Question from an old test:
Find an example of a periodic Markov chain with $3$ states, with a stationary distribution $( \frac{1}{6}, \frac{1}{3}, \frac{1}{2})$.
I can see only two ways to connect the states.
A triangle won't work because if we connect it in the way shown in (A), the stationary distribution is different.
If we add at least one edge going in the opposite direction, as in (B), then the chain won't be periodic, because there are periods of $3$ and $5$, so the GCD is $1$.
The second way is to connect as shown in the drawing (C) which is periodic with period $2$, but then I don't see how to choose the probabilities $p$ and $q$, because the condition for the stationary distribution to be equal to $( \frac{1}{6}, \frac{1}{3}, \frac{1}{2})$ will never be met:
$$ \begin{bmatrix} 0 & 1 & 0 \\ p & 0 & q \\ 0 & 1 & 0 \end{bmatrix} \begin{bmatrix} \frac{1}{6} \\ \frac{1}{3} \\ \frac{1}{2} \end{bmatrix} = \begin{bmatrix} \frac{1}{6} \\ \frac{1}{3} \\ \frac{1}{2} \end{bmatrix} $$
The above is always false.
What am I missing? How to find an example of such a chain?

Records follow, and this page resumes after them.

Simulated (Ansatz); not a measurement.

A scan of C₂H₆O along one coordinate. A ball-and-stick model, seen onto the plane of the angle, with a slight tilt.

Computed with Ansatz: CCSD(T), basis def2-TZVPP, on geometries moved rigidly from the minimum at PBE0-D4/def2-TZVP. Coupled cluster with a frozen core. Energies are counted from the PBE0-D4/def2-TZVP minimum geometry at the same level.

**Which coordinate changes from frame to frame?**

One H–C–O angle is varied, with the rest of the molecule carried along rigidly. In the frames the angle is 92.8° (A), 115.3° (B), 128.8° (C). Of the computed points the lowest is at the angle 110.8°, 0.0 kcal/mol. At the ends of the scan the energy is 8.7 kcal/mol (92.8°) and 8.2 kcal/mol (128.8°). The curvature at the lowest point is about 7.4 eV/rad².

You multiplied with the stationary distribution on the wrong side. Markov chain transition matrices are usually written such that the distribution needs to be multiplied from the left, and indeed you wrote the matrix that way. So you want
$$ \begin{bmatrix}\frac16,\frac12,\frac13\end{bmatrix} \begin{bmatrix}0&1&0\\p&0&q\\0&1&0\end{bmatrix} = \begin{bmatrix}\frac16,\frac12,\frac13\end{bmatrix}\;, $$
and this indeed has a solution with $p=\frac13$, $q=\frac23$.